In travelling to celebrations of Confirmation in my diocese, I have noted that today's second reading (in a slightly longer version that includes mention of the gifts bestowed by the Spirit) is frequently chosen for the liturgy.

A key theme in this passage (and its parallel in Romans 12.4-8) is the way each person's spiritual gifts benefit the community (“to each is given the manifestation of the Spirit for the common good”). This assertion is meaningful even if the gifts Paul mentioned are harder to identify with today (the utterance of wisdom, the utterance of knowledge, faith to work miracles, gifts of healing, prophecy, the discernment of spirits and the interpretation of tongues).

Another strong emphasis in Paul's writing is the notion of the members of the church forming the Body of Christ. Paul says that race or religious distinctions (“Jews or Greeks”) no longer count. Nor do social or economic divisions (“slaves or free”). In Galatians 3.28, Paul said that even sex and gender distinctions are overcome (“there is no longer male and female”).

Naturally, people still are either male or female, belong to different races, share in a variety of ethnic backgrounds, cultural spheres and social classes. But in Christ these no longer have any import. Now, all believers have become members of one entity. They form the Body of Christ.

We might have expected Paul to say, that “just as the body is one and has many it is with the Church”. Instead, Paul moved beyond analogy to suggest an equation between the Church and Christ.

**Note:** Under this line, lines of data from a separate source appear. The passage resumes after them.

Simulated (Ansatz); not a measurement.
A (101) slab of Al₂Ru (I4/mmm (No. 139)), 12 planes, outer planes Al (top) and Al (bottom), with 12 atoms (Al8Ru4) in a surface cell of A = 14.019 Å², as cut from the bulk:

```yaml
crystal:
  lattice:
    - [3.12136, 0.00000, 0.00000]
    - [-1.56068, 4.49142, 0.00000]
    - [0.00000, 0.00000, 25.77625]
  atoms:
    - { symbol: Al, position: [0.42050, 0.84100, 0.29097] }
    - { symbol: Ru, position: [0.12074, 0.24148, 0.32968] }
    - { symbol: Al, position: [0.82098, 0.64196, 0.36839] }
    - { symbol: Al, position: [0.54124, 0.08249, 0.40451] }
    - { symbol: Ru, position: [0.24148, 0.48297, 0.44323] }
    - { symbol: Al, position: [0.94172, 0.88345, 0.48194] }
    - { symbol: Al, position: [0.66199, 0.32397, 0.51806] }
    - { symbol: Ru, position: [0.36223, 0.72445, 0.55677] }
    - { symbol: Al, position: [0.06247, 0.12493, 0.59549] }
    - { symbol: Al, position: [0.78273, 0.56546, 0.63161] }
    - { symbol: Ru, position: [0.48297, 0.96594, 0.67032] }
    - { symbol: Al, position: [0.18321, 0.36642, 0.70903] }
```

Some have asked whether the identification of the Church with Christ is a metaphor or a mystical union. Clearly, the term “Body of Christ” is a metaphor. But it illumines the underlying truth that Christians who make up the Church are united with and participate in Christ's life.

While the visible Church bears the marks of a human organization, this should not cloud the more important truth that the Church is brought into being by the activity of the Holy Spirit. The indwelling Spirit binds believing disciples who make up the Church into a living union with Jesus, their crucified and risen Lord.

In recalling for the Corinthians the basis of their unity in Christ, Paul uses two symbols: “in the one Spirit we were all baptized into one body” and “we were all made to drink of one Spirit”. The Spirit is the element into which the newly converted were immersed. It is as if they were plunged into the world of the Spirit, drenched like plants in the Spirit.

“Drinking the Spirit” is a curious yet powerful image. It suggests that the Spirit who makes believers one has been given in overflowing abundance to Christians. In John's Gospel, Jesus used a similar image to invoke the Spirit: “Let anyone who is thirsty come to me, and let the one who believes in me drink. As the Scripture has said, ‘Out of the believer's heart shall flow rivers of living water’”.

In speaking of baptism and drinking deeply of the Spirit, Paul speaks of the experience of conversion in terms of its most crucial ingredient, the receiving of the Spirit. And conversion, as Christians learn, must be ongoing.

After their first enthusiasm at having received spiritual gifts in service to the community, it seems that members of the Corinthian Church began wrangling about which gift (and which person, therefore) was the most important. The gifts which had been intended by God to foster the unity of the Body of Christ became, instead, the occasion of its being torn apart.

Paul, however, never became discouraged no matter how petty the arguments among the disciples. For he knew that it was God who had begun the good work among the Corinthians; and he trusted that God would faithfully see them through blameless to the end (cf. 1 Corinthians 1.4-9).

Christian experience of the Holy Spirit requires becoming attuned to the Spirit's presence, discerning where the Spirit is leading. Members of the Church need to make wide-open spaces in their hearts so that the Spirit can enter and renew daily life. “Come, Holy Spirit, fill the hearts of your faithful; and kindle in them the fire of your love”.